Guest article by Karl-Heinz Remmers, PV pioneer
For a long time the public has held a deep fascination for solar power and hydrogen. Around the world, both of these technologies have been described as great opportunities and the solution to our energy problems. Indeed, hydrogen is regarded within the current public debate as a cure for all ills. What’s the latest on these solutions? Where does the green power they need come from? And how can (green) hydrogen and photovoltaics more rapidly leverage their huge shared potential?
When we started designing and building solar power plants in 1992, the fascination with hydrogen and solar energy was already immense. However, photovoltaic or PV plants were extremely expensive. In Germany they were only bought by enthusiasts, and even these purchases were dependent on (massive) grants. These (lost) grants came and went, just as the new pilot schemes and flagship projects did. The only relatively stable markets to be found globally were in space flight (no concern about cost) and off-grid, where suitable. Grid-connected photovoltaics didn’t make much progress in terms of scaling up production, and therefore the plants remained expensive and practically irrelevant for energy supply purposes.
In 2000 (global PV market then: 200 megawatts), photovoltaics started to evolve into a mass-use technology, a development that was largely down to the huge international boost provided by Germany’s renewable energy law EEG. In 2023, the global market is expected to reach 380 gigawatts of new installations. The electricity generated around the world by this newly installed capacity would be enough to cover Germany’s current electricity demand.
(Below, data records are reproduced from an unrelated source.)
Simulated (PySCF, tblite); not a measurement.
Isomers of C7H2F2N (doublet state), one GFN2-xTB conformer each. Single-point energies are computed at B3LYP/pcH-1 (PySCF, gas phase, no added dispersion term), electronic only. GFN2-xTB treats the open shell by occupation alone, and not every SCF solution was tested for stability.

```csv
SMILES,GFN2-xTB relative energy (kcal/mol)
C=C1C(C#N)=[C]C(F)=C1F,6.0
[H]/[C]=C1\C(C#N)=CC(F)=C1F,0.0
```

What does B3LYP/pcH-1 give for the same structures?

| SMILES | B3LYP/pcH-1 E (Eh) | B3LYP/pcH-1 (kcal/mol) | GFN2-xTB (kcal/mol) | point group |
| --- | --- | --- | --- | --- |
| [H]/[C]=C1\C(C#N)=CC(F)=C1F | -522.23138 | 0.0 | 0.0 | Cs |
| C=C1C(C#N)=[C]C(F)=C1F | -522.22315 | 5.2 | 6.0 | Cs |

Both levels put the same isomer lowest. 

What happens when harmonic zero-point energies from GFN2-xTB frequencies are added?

PV plants have the lowest power-generating costs of all new facilities. These costs have fallen by 95 percent since 2000. It is anticipated that the global PV market will grow tenfold by 2035 – accompanied by further efficiency increases and cost reductions. All this has been made possible through the creation of a market in the earlier stages that can also now in Germany generate solar power without the need for any subsidies.
In our view, we don’t yet have a comparable approach to confidently realize those same (necessary) scaling effects in the hydrogen sector in a way that provides planning certainty for industry. That said, there are hydrogen regions, pilot projects and initial marketplaces springing up all over the place and there is a great deal of goodwill within politics and the media. But when it comes to the market for new hydrogen, things quickly become difficult or just downright impossible. It’s no wonder that large off-takers (e.g., steelworks that have started the conversion to hydrogen) as well as small- and medium-size enterprises are hesitant about purchasing hydrogen, if they are indeed interested at all.
Some can’t get sufficient quantities; others don’t want to pay today’s high prices. For the expectation is that hydrogen will get cheaper. Plus, virtually every day that passes there are fantasies of some – unrealistic – hydrogen import. Or of a bridging technology: blue hydrogen with carbon capture and storage. But nobody has yet stuck a price tag on these potential sources.
The massive success of photovoltaics was previously in having solved this chicken-and-the-egg problem through the EEG. Each energy producer (regardless of size) had a guaranteed off-take over the required payback period along with a price guarantee. Electricity buyers, on the other hand, paid the relevant market prices. As the support scheme was highly degressive, the desired cost reduction was taken into account or given a huge push.
These days, this form of support is barely needed, if at all, and in many areas and countries it is now being aligned with market conditions through the process of tendering. Similar systems for ramping up hydrogen are under discussion in the European Union or are being announced in the form of EU tenders. Just as in the solar and wind industries, contracts for difference or CFDs could be introduced for hydrogen with the establishment of hydrogen exchange prices as a reference point.
Why is that a key issue?
Whoever invests in an electrolyzer (together with storage etc.) can be certain that much cheaper and more efficient equipment will be available to purchase in three to five years’ time. Reliability will also have improved. It’s thus foreseeable that both CAPEX and OPEX, or put more simply, the price per kilogram of hydrogen, will decrease massively. Unless there is a guaranteed off-take at the price needed today, the project quickly becomes bankrupt.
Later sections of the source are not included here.